Tuesday, July 30, 2019

Dissolution

Today has been an exceptionally hard day.

Starting with Landon having meltdown after meltdown this morning, being extremely aggressive, and not listening to a single word I said. Maintaining patience in these moments is difficult and necessary as I am fully aware yelling does nothing to get my point across to him but it takes every bone in my body to stay level headed in these moments.

After I dropped him off at school I thought I'd feel relieved but it didn't happen. Instead, I felt so off. I felt sad. I felt like I could have done something different to diffuse the bomb. I second-guessed my parenting. I wanted to go back to his school and make sure he was ok. But I just knew in my gut, today wasn't a great day.

Not even an hour later I got the email I've been dreading. I've known for awhile it was coming soon but I can honestly say, nothing prepared me for how I felt reading it.

"Good Morning, Meagan. Attached, please find the Decree of Dissolution of Marriage executed by the Court. This is the document that officially dissolves the marriage."

And just like that my world came crumbling down around me. The tears wouldn't stop. The pain in my chest got bigger and bigger with every breathe I took.

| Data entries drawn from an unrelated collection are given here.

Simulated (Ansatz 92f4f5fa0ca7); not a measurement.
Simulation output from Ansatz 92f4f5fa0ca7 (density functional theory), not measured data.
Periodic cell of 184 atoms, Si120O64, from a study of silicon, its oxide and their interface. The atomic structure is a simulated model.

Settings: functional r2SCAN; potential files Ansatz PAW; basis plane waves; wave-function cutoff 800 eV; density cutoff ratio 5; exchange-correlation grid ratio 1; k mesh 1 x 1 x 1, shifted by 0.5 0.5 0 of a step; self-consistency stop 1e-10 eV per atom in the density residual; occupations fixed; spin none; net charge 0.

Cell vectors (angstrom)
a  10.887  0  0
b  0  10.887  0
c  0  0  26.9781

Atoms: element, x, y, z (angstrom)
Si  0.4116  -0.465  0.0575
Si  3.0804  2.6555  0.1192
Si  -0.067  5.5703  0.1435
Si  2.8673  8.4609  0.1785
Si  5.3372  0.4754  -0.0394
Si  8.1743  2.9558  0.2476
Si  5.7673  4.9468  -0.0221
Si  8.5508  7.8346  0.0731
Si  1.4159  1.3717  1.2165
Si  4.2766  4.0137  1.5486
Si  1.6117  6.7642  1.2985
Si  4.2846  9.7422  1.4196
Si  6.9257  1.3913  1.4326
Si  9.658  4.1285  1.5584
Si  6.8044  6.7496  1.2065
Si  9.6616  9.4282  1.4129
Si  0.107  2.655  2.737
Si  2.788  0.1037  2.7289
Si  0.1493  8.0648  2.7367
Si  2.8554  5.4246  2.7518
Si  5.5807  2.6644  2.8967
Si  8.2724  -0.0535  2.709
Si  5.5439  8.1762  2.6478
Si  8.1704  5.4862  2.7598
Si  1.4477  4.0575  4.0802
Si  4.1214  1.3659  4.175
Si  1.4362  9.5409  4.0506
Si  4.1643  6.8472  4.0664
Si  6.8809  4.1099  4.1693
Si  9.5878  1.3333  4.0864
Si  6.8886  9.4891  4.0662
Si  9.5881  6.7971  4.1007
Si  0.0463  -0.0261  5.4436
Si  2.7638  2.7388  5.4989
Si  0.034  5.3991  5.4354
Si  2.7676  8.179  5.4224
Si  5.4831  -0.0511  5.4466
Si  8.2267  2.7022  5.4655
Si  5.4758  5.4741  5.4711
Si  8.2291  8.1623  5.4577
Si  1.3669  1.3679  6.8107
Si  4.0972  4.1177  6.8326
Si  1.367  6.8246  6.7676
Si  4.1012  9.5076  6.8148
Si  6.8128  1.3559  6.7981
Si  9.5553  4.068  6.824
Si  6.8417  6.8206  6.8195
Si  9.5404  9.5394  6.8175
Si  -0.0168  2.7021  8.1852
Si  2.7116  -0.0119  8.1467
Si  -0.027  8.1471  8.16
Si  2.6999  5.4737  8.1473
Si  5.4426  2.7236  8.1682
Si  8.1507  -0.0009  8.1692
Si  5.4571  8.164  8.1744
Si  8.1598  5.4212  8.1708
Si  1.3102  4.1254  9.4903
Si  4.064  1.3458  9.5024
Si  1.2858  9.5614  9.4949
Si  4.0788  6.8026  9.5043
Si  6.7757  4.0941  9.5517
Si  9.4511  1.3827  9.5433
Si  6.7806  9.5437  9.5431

Some people feel relief when they finally reach the end. Some people want to party and celebrate their "freedom". I understand everyone responds differently, every situation is different. For me, it has ignited nothing but pure devastation down to my core. I don't feel relieved, I feel heartbroken, again. I don't want to party, I want to curl up in a ball and cry. I don't want to think about it yet it's all-consuming.

The last six months have been the hardest of my life. I have not been shy to admit that I have been dealing with anxiety and depression. I am not ashamed of it because it just shows me how real this love was. At first, I was slightly embarrassed to say I was going through a divorce because it meant I failed. I have come to terms with things and know that if it were up to me I would have fought so much harder but two people need to be willing to fight for it. Two people need to WANT to make it work and I was on a one-way street on my own.

And while the pain is real and raw, I know I am worth so much more. I deserve a person who will never give up on me, on us. I deserve someone who will give me and my babies the world, not monetary, but the most precious and valuable thing of all- TIME. When it comes down to it, I AM WORTHY. Worthy of so much more.

This transition has been exhausting. Being a single parent isn't for the faint of heart. I am so thankful I have had so many people helping me but it doesn't diminish this pain.

So, for now, I will try my very best to appreciate the good times as much as I possibly can. I'll remember the people who walk away were never intended to stay. And it's ok that it hurts like hell right now, one day it won't. I will keep waiting for that one day.